It may be the single stupidest idea ever proposed with the best of intentions, but it reflects a mindset that has killed more people than any other. And it’s always done with the best of intentions. At Huff Post, H.A. Goodman argues that we need new federal legislation “protecting black citizens from aggressive law enforcement tactics.”
His starting point isn’t to survey what laws currently exist. He seems unaware of the Fifth And Fourteenth Amendments to the Constitution, or 42 U.S.C. §1983. In fact, he never mentions any law at all. That would require a little research, perhaps even a little thought, but it would deflect from his litany of the bad things.
With the dash-cam video of Sandra Bland being forcibly removed out of her car, simply because she refused to put out a cigarette, some context is needed in regards to similar tragedies spanning from Rodney King and Trayvon Martin to Eric Garner and John Crawford. While police brutality affects people of all races and backgrounds in the U.S., it’s important to note that black citizens face a unique experience within America’s criminal justice system, just as they’ve faced a unique state of affairs for centuries in the United States.
He repeats the word “unique” throughout his post, though at no point does he make an effort to explain this peculiar word choice. Perhaps it’s the “say it enough and maybe someone will believe you” school of rhetoric. What he means to say, based upon his disjointed cherry picking of a dozen out of millions of examples, is that blacks suffer disproportionately.

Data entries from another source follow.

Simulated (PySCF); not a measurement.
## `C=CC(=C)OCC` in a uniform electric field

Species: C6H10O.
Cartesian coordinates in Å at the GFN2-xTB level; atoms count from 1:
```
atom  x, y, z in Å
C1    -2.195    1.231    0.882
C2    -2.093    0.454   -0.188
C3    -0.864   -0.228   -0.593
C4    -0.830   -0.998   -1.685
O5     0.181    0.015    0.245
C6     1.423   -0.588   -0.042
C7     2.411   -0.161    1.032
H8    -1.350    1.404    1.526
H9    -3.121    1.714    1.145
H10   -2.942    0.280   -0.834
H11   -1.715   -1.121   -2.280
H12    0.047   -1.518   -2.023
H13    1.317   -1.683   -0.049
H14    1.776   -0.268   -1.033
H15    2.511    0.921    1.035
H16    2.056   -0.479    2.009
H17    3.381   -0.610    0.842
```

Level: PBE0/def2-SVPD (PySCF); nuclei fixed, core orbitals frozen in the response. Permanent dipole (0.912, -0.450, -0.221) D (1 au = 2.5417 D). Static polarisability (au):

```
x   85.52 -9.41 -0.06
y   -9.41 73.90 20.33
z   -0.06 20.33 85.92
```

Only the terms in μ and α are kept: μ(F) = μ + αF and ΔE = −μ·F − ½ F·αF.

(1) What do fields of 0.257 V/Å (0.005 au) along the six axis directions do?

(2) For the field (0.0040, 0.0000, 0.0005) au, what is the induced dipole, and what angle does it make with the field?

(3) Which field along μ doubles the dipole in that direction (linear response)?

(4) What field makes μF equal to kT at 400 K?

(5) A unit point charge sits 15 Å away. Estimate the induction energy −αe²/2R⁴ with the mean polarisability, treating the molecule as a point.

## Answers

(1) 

If he thinks there is something unique about a police boot striking the face of a black man as opposed to a white man, he would be wrong. If he thinks the likelihood of that boot striking black skin is significantly higher, that would be a different issue. But by calling it “unique,” he suggests that it compels the need for a law to stop it. After all, doesn’t every unique circumstance demand its own law? People keep telling us that, which goes a long way in explaining why we’re a nation with tens of thousands of laws.
What would such a law look like? Goodman offers nothing. How can we have a law that applies only for the benefit of black people in light of our Constitution’s prohibition on laws that fail to provide equal protections? No clue. These seem to be insurmountable hurdles, for awfully damn good reason, but big thinkers don’t wallow in details, like the impact of the judicially manufactured concept of qualified immunity on police misconduct.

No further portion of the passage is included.